24% Owned in ESPN, 18% in Yahoo

The Rockies chose not to be sellers at the July 31st trade deadline. Smart move this year? Time will tell on that, but the larger picture for Colorado shows a core of young talent that includes something we don’t typically see in the Mile High City: pitching.

Colorado’s Coors Field has long been a nuisance for pitchers as it continues to be one of the most hitter-friendly ballparks year in and year out. Coors Field currently leads the MLB with 12.54 runs per game and has been atop that category in five of the last six seasons (2nd in 2011). With that, it has been nearly impossible for the Rockies to sign any notable free agent pitchers in years and have had to rely on drafting and developing their pitching staff.

The Rockies currently feature four starting pitchers in their rotation that were drafted in either the 1st or 2nd round:

  • Tyler Chatwood, 2nd round (74th overall by the Angels) in 2008
  • Chad Bettis, 2nd round (76th overall) in 2010
  • Tyler Anderson, 1st round (20th overall) in 2011
  • Jon Gray, 1st round (3rd overall) in 2013

It should come as no surprise that each of the hurlers mentioned above have a better ERA on the road than they do at home… except for one… Tyler Anderson. Anderson’s ERA at home (3.04) is slightly lower than his road ERA (3.06) and has managed to do so despite 8 of his 11 career starts coming at Coors Field. So how has he tamed the mythical beast?

Anderson has been exceptional at a few things thus far in his rookie season: stranding runners on base, limiting walks, and inducing ground balls. He has only tossed 68 innings this year and thus does not qualify among the league leaders, but if he did, he would rank 18th in left-on-base percentage (LOB%), 14th in BB/9, and 7th in groundball percentage (GB%).

Colorado Rockies pitcher Tyler Anderson about to throw a pitch

The major league average for LOB% is 73% – Anderson currently sits at 79.1%. That’s a number that will be very difficult to sustain over a full season as there were only 10 pitchers in 2015 with a LOB% at or above 79%. Expect some slight regression in this area but nothing that should raise any red flags.

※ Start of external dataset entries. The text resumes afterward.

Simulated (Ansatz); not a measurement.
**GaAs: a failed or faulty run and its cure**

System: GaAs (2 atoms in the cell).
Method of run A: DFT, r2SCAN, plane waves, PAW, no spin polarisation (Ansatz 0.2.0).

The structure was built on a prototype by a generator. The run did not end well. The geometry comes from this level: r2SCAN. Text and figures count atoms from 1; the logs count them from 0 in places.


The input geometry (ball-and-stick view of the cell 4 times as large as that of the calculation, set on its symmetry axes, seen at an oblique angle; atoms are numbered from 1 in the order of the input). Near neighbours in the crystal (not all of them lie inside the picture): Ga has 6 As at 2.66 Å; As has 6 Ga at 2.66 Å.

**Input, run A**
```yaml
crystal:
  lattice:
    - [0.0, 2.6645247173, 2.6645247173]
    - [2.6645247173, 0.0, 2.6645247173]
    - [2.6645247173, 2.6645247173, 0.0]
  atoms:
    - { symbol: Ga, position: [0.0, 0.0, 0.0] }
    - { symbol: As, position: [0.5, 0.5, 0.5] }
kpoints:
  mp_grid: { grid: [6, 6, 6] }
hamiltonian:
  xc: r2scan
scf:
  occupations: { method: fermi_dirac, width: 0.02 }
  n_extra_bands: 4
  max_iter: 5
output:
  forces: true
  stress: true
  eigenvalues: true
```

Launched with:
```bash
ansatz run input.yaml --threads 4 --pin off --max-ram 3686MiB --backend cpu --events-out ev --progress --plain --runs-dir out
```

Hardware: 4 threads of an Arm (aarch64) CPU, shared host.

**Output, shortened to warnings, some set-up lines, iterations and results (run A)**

Anderson doesn’t hurt himself in the walks department as he owns a stellar 1.99 BB/9, well below the league average of 3.12. This, along with his ground ball percentage, which we’re about to touch on, will be critical to his success in the majors as he’s merely been at league average in strikeouts (7.54 K/9).

The rookie has been a ground ball machine over his first 11 starts in the big leagues, with a GB% of 55.3%. That’s a phenomenal number, and if he keeps that up, Colorado could finally have a pitcher who finds long-term success in Coors Field.

Admittedly, it’s a small sample size to date but the talent for Anderson is evident and to this point doesn’t appear phased by the impact Coors Field typically has on pitchers. He is still young and will certainly hit some bumps in the road along the way but he has given up 3 earned runs or fewer in all but one of his starts this season. He’s beginning to work later into ballgames and has won four of his last six starts. If your squad is in the need of pitching depth, it’s worth giving Anderson a look as he’ll slide in nicely on the backend of your rotation for the final seven weeks of the season. Anderson is currently owned in only 18% of Yahoo leagues and 24% of ESPN leagues.